Last Updated on Tuesday, 14 February 2012 16:47 Written by Tom Krehbiel Sunday, 15 December 2002 00:04
2002 has been an odd year for me as far as adding music to my collection goes. Very few new releases have grabbed my attention and the reissues have often been problematic.
For example, I picked up The Modern Jazz Sextet, one the best of Norman Granz's combination dates from the '50s. It has finally been reissued as a Verve Master Edition CD. My original LP disappeared when I was in college so I welcomed the CD replacement, until I heard it. The remastered CD sound was awful. Dizzy Gillespie's trumpet and Sonny Stitt's alto bit my ears. John Lewis's elegant piano touch was defamed and Ray Brown's cogent bass was all but inaudible. Verve's "Meticulous Restoration" (as touted on the cover) turned out to be a "Ridiculous Desecration."
So why mention a miserable failure of a reissue at the start of a "Favorites of the Year" list? Because as luck would have it, I happened upon a near-mint copy of an vinyl reissue of Sextet at a reasonable price. I bought the LP, dubbed it to a CD, photocopied the reissue CD's nice reproductions of the original front and back artwork, and produced my own CD version, one that’s good to listen to and good to look at. (The reissue LP cover was an artistic nightmare.) The music is highly recommended if you can obtain it in listenable form.
Eddie Costa's rare classic Guys and Dolls Like Vibes fares somewhat better in the hands of Verve’s reissue production team. I'm so happy that this superb session (originally a 1958 mono release on Coral) is available again that I'm willing to overlook the slightly edgy Verve Master Edition sound. Costa was a great talent on both vibes and piano. Here he sticks to the former and is accompanied by Bill Evans at the keyboard in one of his finest early (pre-Miles) recordings. For this one, I just back off the treble a bit and enjoy.
Speaking of Miles and Evans, a recent reading Ashley Kahn's book Kind of Blue: The Making of the Miles Davis Masterpiece inspired me to buy the 1997 Columbia/Legacy CD version of that music. This CD corrects a tape speed error and also adds an alternate take of "Flamenco Sketches." If you haven't upgraded from the first Kind of Blue CD, it's time to do so.

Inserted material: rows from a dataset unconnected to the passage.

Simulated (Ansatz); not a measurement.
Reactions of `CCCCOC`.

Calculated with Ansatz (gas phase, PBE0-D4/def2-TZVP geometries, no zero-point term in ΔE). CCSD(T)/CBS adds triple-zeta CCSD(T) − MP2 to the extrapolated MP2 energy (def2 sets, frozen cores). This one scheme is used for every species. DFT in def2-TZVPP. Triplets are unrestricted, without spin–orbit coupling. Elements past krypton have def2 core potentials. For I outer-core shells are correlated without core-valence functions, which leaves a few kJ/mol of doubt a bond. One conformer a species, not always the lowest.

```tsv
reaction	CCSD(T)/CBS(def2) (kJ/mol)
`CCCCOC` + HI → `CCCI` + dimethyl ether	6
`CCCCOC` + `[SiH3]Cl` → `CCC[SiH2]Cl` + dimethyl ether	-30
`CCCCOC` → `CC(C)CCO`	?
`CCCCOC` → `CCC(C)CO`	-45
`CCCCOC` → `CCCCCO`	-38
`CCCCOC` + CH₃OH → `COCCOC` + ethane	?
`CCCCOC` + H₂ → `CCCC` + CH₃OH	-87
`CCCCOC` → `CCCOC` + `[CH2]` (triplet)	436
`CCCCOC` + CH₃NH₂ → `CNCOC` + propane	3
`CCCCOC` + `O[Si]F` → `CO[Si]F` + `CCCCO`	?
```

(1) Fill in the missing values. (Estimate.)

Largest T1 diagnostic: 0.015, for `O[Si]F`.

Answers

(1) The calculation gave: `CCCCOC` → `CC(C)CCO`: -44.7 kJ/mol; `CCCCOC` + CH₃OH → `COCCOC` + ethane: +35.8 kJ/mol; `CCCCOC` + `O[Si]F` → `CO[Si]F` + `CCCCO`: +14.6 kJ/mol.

[UPDATE: Various further Kind of Blue reissues, remasterings, and special packagings have appeared since I drew up this list. A likely candidate for current consideration is the two-CD set that includes everything mentioned above along with a false start of "Freddie Freeloader" and some studio sequences on the main disc with all extant official recordings by the same sextet personnel collected on the second disc.]
Columbia has done a good job correcting other of commission and omission that plagued other early digital reissues of classic jazz LPs. The recent Louis Armstrong Plays W.C. Handy and Satch Plays Fats CD updates totally cure the hatchet jobs the first CDs did on the original sessions and add enhancements to boot.
Jimmy Rushing is also getting better treatment from Columbia. The company has added the complete Little Jimmy Rushing and the Big Brass, a stunning big-band-backed set, to an expanded Rushing Lullabies, both on one CD. In this case, however, the sound suffers in comparison to the original LPs, but the performances are so fine that one can overlook a bit of harshness.
I blush to admit that I never owned Sonny Clark's mid-'50s classic Cool Struttin' LP. This is the one with Art Farmer and Jackie McLean in the front line. It provides an operative definition of "tasty" as applied to jazz of that era. I recently fixed that oversight by picking up Blue Note's CD reissue, which is sweetened by the addition of two tunes from the original 1958 session that didn't make it to the LP.
From Roulette, now a Blue Note sibling, comes Bud Plays Bird, treating us to music that was recorded in the LP era (1957 and 1958) but never released until the CD version came out a couple of years ago. Prototypical bop pianist Bud Powell plays a program of tunes composed by or associated with another of bop's creative progenitors, Charlie Parker. It's not to be missed.
And so that I have at least one recent recording here, I'm going to wrap up with Calle 54, the soundtrack from the Latin jazz performance documentary movie of the same name. You'll also want the DVD version of the entire film when it comes out, but the CD will still be useful since it cuts some of the narration and other background sounds to focus more directly on the wonderful music of Tito Puente, Gato Barbieri, Jerry Gonzalez, Paquito d'Rivera, and others.